7 reasons to pursue Financial Independence
Here’s the Financial Independence blog just published at moneysense.ca. I’m posting this here for those who may have missed it, even though it reprises a similar guest blog I did for Roger Wohlner at his blog this weekend over at The Chicago Financial Planner. You can find a link to that one via the MoneySense post and indeed to the original blog that spawned both of them at My Financial Independence Journey blog.
However, unlike those other blogs, in this version I’m continuing the publishing of the end-of-chapter summaries that appear in the new US edition and e-book. Those who bought the original edition of the book won’t have those summaries, nor the glossary at the end.
Chapter 5: You can’t always get what you want
A paid-for home is the cornerstone of financial independence; paying down mortgages
•A paid-for home is the cornerstone of financial independence.
• Bad debt is consumer debt that charges high rates of interest and cannot be deducted from your income tax bill.

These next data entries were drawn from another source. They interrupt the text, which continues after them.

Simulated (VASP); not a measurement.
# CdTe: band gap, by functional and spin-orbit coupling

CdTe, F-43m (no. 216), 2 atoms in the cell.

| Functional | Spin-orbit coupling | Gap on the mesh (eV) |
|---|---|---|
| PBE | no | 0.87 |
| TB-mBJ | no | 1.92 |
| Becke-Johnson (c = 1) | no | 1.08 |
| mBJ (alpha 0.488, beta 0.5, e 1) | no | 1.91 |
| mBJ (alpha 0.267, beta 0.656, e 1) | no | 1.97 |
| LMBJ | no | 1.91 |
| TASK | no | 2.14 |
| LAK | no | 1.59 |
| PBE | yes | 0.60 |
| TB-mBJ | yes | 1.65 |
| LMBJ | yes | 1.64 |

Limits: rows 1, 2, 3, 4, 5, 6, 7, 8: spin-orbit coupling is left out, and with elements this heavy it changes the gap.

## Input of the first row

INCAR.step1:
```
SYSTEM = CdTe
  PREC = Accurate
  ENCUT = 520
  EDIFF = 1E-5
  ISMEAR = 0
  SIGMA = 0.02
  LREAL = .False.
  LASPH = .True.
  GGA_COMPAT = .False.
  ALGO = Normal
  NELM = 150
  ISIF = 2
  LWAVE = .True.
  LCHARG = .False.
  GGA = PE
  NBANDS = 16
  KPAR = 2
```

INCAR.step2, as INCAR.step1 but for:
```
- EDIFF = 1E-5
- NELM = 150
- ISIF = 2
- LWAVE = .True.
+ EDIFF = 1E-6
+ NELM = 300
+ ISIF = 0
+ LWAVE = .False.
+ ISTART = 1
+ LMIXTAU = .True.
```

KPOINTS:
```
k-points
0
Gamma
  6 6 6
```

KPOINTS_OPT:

• A home mortgage is good debt, especially in America, where you can write off the interest charges from your taxes.
• The faster you pay off your mortgage, the less interest you’ll pay.
• Aim for a 10 or 15 year amortization period, not 30 or 35 years.
• Pay Yourself First by setting up an automatic draft to transfer 10 to 20% of your paycheck into investments.
• Leverage means borrowing money in order to invest. It can work but requires emotional fortitude to stick to the program when markets are down.
• Because you can write off some expenses, self employment is an often overlooked tax shelter.
• Real estate is a major part of a diversified financial plan but those who don’t want to be landlords can instead buy REITs, or Real Estate Investment Trusts.